Can you repeat that process for finding the location? For example, barmini by Jose Andres is in the location listed as "Penn Quarter" in our search results.

In [7]:
# first, see if you can identify the location for all elements -- print it out


In [8]:
# now print out EACH location for the restaurants


<a id="retrieving-prices"></a>
#### Retrieving the restaurant prices

Ok, we've figured out the restaurant name and location. Now we need to grab the price (number of dollar signs on a scale of one to four) for each restaurant. We'll follow the same process.

In [8]:
# print out all prices
soup.find_all('div', {'class':'rest-row-pricing'})

[<div class="rest-row-pricing"> <i class="pricing--the-price">  $    $    $    $  </i> <span class="pricing--not-the-price"> </span></div>,
 <div class="rest-row-pricing"> <i class="pricing--the-price">  $    $    $    $  </i> <span class="pricing--not-the-price"> </span></div>,
 <div class="rest-row-pricing"> <i class="pricing--the-price">  $    $    $    $  </i> <span class="pricing--not-the-price"> </span></div>,
 <div class="rest-row-pricing"> <i class="pricing--the-price">  $    $    $    </i> <span class="pricing--not-the-price">  $        </span></div>,
 <div class="rest-row-pricing"> <i class="pricing--the-price">  $    $    $    </i> <span class="pricing--not-the-price">  $        </span></div>,
 <div class="rest-row-pricing"> <i class="pricing--the-price">  $    $    $    </i> <span class="pricing--not-the-price">  $        </span></div>,
 <div class="rest-row-pricing"> <i class="pricing--the-price">  $    $    $    </i> <span class="pricing--not-the-price">  $        </span>

In [9]:
# print out EACH number of dollar signs per restaurant
# this one is trickier to eliminate the html. Hint: try a nested find
for entry in soup.find_all('div', {'class':'rest-row-pricing'}):
    print(entry.find('i').text)

  $    $    $    $  
  $    $    $    $  
  $    $    $    $  
  $    $    $    
  $    $    $    
  $    $    $    
  $    $    $    
  $    $      
  $    $    $    $  
  $    $      
  $    $    $    
  $    $      
  $    $    $    
  $    $    $    
  $    $    $    
  $    $      
  $    $    $    
  $    $    $    $  
  $    $      
  $    $    $    
  $    $    $    $  
  $    $    $    
  $    $    $    $  
  $    $      
  $    $    $    
  $    $    $    
  $    $    $    $  
  $    $    $    
  $    $    $    $  
  $    $    $    $  
  $    $      
  $    $    $    
  $    $      
  $    $      
  $    $    $    $  
  $    $      
  $    $    $    
  $    $      
  $    $    $    $  
  $    $      
  $    $    $    $  
  $    $    $    $  
  $    $      
  $    $    $    $  
  $    $      
  $    $    $    $  
  $    $    $    $  
  $    $    $    $  
  $    $    $    
  $    $    $    
  $    $    $    
  $    $      
  $    $      
  $    $    $    
  $    $      
  $    

That looks great, but what if I wanted just the number of dollar signs per restaurant? Can you figure out a way to simply print out the number of dollar signs per restaurant listed?

In [18]:
# print the number of dollars signs per restaurant


That's weird -- an empty set. Did we find the wrong element? What's going on here? Discuss.

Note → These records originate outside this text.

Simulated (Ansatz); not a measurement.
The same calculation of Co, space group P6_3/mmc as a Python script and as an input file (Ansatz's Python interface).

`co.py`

How can we debug this? Any ideas?

### My Web Scraper

In [None]:
import requests
import warnings
from bs4 import BeautifulSoup
from operator import itemgetter

In [None]:
### GRAB RELEVANT URLS

# Mask warnings
warnings.filterwarnings("ignore", category = UserWarning, module = 'bs4')

# Initialize the page number and set the search query
page = 0
query = '[your query]'
query = query.replace(' ', '+')

# Set desktop header for Google search
USER_AGENT = 'Mozilla/5.0 (Macintosh; Intel Mac OS X 10.14; rv:65.0) Gecko/20100101 Firefox/65.0'
USER_AGENT_URL = 'Mozilla/5.0 (Windows NT 6.1; Win64; x64)'

# Make web requests with a header
headers = {'user-agent' : USER_AGENT}
headers_url = {'user-agent' : USER_AGENT_URL}

# Parse desktop anchor links, article titles and save to results
url_results = []
### REMEMBER TO CHANGE RANGE ACCORDING TO RETURNED GOOGLE PAGES
for p in range(1,26):
    page += p
    URL = 'https://www.google.com/search?q={}&sxsrf=ACYBGNTx2Ew_5d5HsCvjwDoo5SC4U6JBVg:1574261023484&ei=H1HVXf-fHfiU1fAP65K6uAU&start={}&sa=N&ved=0ahUKEwi_q9qog_nlAhV4ShUIHWuJDlcQ8tMDCF8&biw=1280&bih=561&dpr=1.5'.format(query,page)
    resp = requests.get(URL, headers = headers)
    soup = BeautifulSoup(resp.content, 'html.parser')
    for g in soup.find_all('div', class_='r'):
        anchors = g.find_all('a')
        if anchors:
            link = anchors[0]['href']
            title = g.find('h3').text
            item = {"title": title, "link": link}
            url_results.append(item)

# Get urlss from link, article titles list of dictionaries
urls = list(map(itemgetter('link'), url_results))
print(urls) 

In [None]:
### PARSE CORPORA SUBHEADINGS AND TEXT FROM URLS
content_results = []

# Loop through urls to grab all title, paragraph content
for url in urls:
    try:
        content = requests.get(url, headers = headers_url)
        soup_maker = BeautifulSoup(content.text, 'html.parser')
        article_sub = soup_maker.find('div').find_all('h2')
        article = soup_maker.find('div').find_all('p')
        for subheading in article_sub:
            content_results.append('\n' + ''.join(subheading.findAll(text = True)))
        for content in article:
            content_results.append('\n' + ''.join(content.findAll(text = True)))
    except:
        print('There was an error trying to scrape this link: ' + url)
    else:
        continue
         
# Open, write, and close file
myfile = open('[file name].txt', 'w+')
myfile.write(str(content_results))
myfile.close()

#### Challenge: Retrieving content from all urls of a searched query

Can you repeat the process for a query you want to search?


In [None]:
# Grab the relevant URLs on each page of Google


In [None]:
# Parse the URLs for text content


### Summary

In this lesson, we used the Beautiful Soup library to locate elements on a website then scrape their text. We also used the Selenium headless browser to run JavaScript first before retrieving the page contents.